What is the solution for a Supreme Court that desperately needs to move back into the center?

Elections, of course, make a difference. But electing centrist or progressive presidents will not produce rapid change in the court’s decisions. The new ideologues on the court are young and are meant to remain a long time.

Perhaps we should return to the tradition of requiring 60 votes to move a judicial nomination, because that could yield centrist justices. But today’s Democrats are committed to a Senate that decides by majority vote, so that’s unlikely to occur.

The best solution is one proposed by a conservative legal scholar some years ago and now supported by a range of Supreme Court watchers, including one who wrote a recent Op-Ed in The Seattle Times: 18-year effective terms for each Supreme Court justice, with appointments offset so that each president, each term, has two appointments. The court would thus change gradually, more accurately reflecting changes in the elected executive. We would no longer depend on unpredictable retirements and deaths to alter the court’s composition.

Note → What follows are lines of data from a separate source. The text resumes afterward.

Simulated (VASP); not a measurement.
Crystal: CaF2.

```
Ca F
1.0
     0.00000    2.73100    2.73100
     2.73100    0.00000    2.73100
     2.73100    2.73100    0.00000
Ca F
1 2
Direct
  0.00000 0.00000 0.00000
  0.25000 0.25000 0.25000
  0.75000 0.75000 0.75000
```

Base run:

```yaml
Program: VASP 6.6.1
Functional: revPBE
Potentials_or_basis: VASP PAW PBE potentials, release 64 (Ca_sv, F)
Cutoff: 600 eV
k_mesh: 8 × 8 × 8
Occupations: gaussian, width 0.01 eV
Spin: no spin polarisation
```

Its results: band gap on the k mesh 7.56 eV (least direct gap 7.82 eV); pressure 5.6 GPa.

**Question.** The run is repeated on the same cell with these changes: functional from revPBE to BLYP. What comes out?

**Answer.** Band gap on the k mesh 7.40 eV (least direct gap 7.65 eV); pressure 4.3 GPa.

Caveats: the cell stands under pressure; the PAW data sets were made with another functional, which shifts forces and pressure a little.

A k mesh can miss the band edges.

Congress could achieve this by statute and without a constitutional amendment. The Constitution’s Article III places “the judicial power” in a Supreme Court and such other courts that Congress creates. All federal judges hold their appointments and salaries for life. But nothing in the Constitution prevents Congress from writing a judiciary statute that rotates justices off the Supreme Court and down to the Court of Appeals after 18 years of service on the top bench.

One way or the other, decisive action is necessary to prevent ideologically-driven justices from returning the country to late 19th century doctrines that will do the same kind of damage their brethren wrought more than 100 years ago.